But did they ever tell the FISA Court (FISC)?
Anonymous sources, including one in DoJ, are now telling us that the FBI "had doubts" about the Russian source for Christopher Steele's "dossier." The NYT reports:
By January 2017, F.B.I. agents had tracked down and interviewed one of Mr. Steele’s main sources, a Russian speaker from a former Soviet republic who had spent time in the West, according to a Justice Department document and three people familiar with the events, who spoke on the condition of anonymity. After questioning him about where he’d gotten his information, they suspected he might have added his own interpretations to reports passed on by his sources, one of the people said. For the F.B.I., that made it harder to decide what to trust.
Agents did not believe that either the source or Mr. Steele was deliberately inventing things, according to the former official. How the dossier ended up loaded with dubious or exaggerated details remains uncertain, but the document may be the result of a high-stakes game of telephone, in which rumors and hearsay were passed from source to source.
Another possibility — one that Mr. Steele has not ruled out — could be Russian disinformation.
Let's go step by step.
By January, 2017, FBI agents had "tracked down" one of Steele's "main sources." Really? Tracked down ... how? Pardon my skepticism, but I think a proper translation of this narrative would run something like this ...
By January, 2017, the FBI had finally persuaded Steele to allow them to speak to someone whom he claimed was a source of information for his dossier. In other words, by that point in time Steele had worked out a story with a Russian he knew, had rehearsed it, and thought it might work for purposes of an interview. And who was this dynamite source, who could pass on what Westerners were meeting with which Putin insiders? "A Russian speaker from a former Soviet republic who had spent time in the West." That's not very impressive as sources go, even allowing for protection of the "source's" identity.

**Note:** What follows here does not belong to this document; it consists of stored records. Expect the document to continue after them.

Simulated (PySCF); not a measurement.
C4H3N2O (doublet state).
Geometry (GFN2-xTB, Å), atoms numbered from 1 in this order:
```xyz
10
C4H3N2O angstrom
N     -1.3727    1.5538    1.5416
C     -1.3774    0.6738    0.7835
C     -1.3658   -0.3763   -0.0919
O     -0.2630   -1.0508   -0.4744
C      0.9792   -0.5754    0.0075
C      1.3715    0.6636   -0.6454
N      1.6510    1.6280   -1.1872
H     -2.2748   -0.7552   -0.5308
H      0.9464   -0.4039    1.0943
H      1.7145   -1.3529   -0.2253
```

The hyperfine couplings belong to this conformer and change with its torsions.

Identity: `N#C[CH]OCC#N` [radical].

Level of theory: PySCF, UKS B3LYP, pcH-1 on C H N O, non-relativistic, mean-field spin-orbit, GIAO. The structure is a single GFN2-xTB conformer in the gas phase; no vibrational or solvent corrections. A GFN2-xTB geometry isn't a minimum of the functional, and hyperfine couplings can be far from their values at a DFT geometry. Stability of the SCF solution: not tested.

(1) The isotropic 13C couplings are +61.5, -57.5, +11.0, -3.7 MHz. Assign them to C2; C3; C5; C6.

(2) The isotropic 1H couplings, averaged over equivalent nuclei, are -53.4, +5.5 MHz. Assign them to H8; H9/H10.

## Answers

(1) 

But then they drop a real bombshell--this source, this "Russian speaker from a former Soviet republic who had spent time in the West," turns out to have been passing on tittle tattle from other "sources." And of course neither the FBI nor Steele would, even accepting that this was true, have access to those sources--who may or may not have ever existed. Obviously Steele must be a big John le Carre fan, since this reads exactly like the "source Merlin" setup in Tinker, Tailor, Soldier, Spy--with Steele, appropriately enough, playing Bill Haydon, the Russian "mole."